Ivan Šprajc (pronounced E-von Shprites) is a tranquil version of Harrison Ford’s frenzied film character less 50 pounds, with ice-blue eyes and now sweating through head-to-toe khaki at a streetside table in Tulum. The Slovenian archaeologist’s pioneering work mapping heretofore unknown Maya cities in the deepest Yucatán—battling snakes, insects, rain, and looters—has inspired colleagues to nickname him after the bullwhip-wielding Jones.

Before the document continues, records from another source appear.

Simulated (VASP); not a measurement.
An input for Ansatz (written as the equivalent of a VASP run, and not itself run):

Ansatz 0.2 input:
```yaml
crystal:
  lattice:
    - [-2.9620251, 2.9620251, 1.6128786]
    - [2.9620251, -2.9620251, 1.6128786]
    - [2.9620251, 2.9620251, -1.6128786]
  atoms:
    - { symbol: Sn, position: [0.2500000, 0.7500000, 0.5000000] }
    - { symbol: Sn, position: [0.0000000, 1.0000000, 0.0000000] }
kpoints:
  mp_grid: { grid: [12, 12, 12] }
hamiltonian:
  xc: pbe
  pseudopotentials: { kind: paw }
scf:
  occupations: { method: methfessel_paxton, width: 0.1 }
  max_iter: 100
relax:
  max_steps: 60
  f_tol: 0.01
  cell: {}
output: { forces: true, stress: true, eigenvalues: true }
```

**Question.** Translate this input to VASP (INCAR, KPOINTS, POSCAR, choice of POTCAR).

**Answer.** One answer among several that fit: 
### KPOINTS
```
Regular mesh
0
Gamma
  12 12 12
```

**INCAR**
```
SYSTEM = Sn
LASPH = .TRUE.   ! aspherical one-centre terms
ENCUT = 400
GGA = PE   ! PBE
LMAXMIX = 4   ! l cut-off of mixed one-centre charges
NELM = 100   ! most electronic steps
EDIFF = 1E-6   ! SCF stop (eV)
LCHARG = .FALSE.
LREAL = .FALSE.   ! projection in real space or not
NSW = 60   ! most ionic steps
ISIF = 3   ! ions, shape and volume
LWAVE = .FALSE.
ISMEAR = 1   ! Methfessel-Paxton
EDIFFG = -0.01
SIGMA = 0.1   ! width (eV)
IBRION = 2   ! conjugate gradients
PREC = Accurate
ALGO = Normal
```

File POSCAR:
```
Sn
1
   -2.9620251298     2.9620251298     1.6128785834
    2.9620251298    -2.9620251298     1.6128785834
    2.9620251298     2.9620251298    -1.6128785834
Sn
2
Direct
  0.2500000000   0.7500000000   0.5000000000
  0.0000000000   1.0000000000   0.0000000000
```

“Ivan is one of the last, if not the last, of the great romantic adventurers in archaeology,” says Joe Ball, a professor of anthropology and archaeology at San Diego State University. “Ivan is all about lost cities and how to find them and hacking through the bush to their eventual discovery.”
Two of Šprajc’s recent Yucatán discoveries, the city of Chactún in 2013 and the lakeside Lagunita in 2014, are helping to fill in what is perhaps the greatest blank in the Maya landscape: the trackless 2,800-square-mile wilderness known as the Calakmul Biosphere Reserve in the southern Yucatán. Land once contested by two great city powers—Calakmul, in modern Mexico, and Tikal, 60 miles south in present-day Guatemala—this former home to thousands emptied in the course of just 200 years, in the 9th and 10th centuries. Secondary growth reclaimed cities with a verdant vengeance, wrapping temples in vines even as later, Post-Classic sites, like Chichén Itzá in the north, continued to thrive. It’s a historical and perhaps environmental mystery that draws Šprajc to machete away the jungle shroud and reveal the story of a great civilization’s collapse.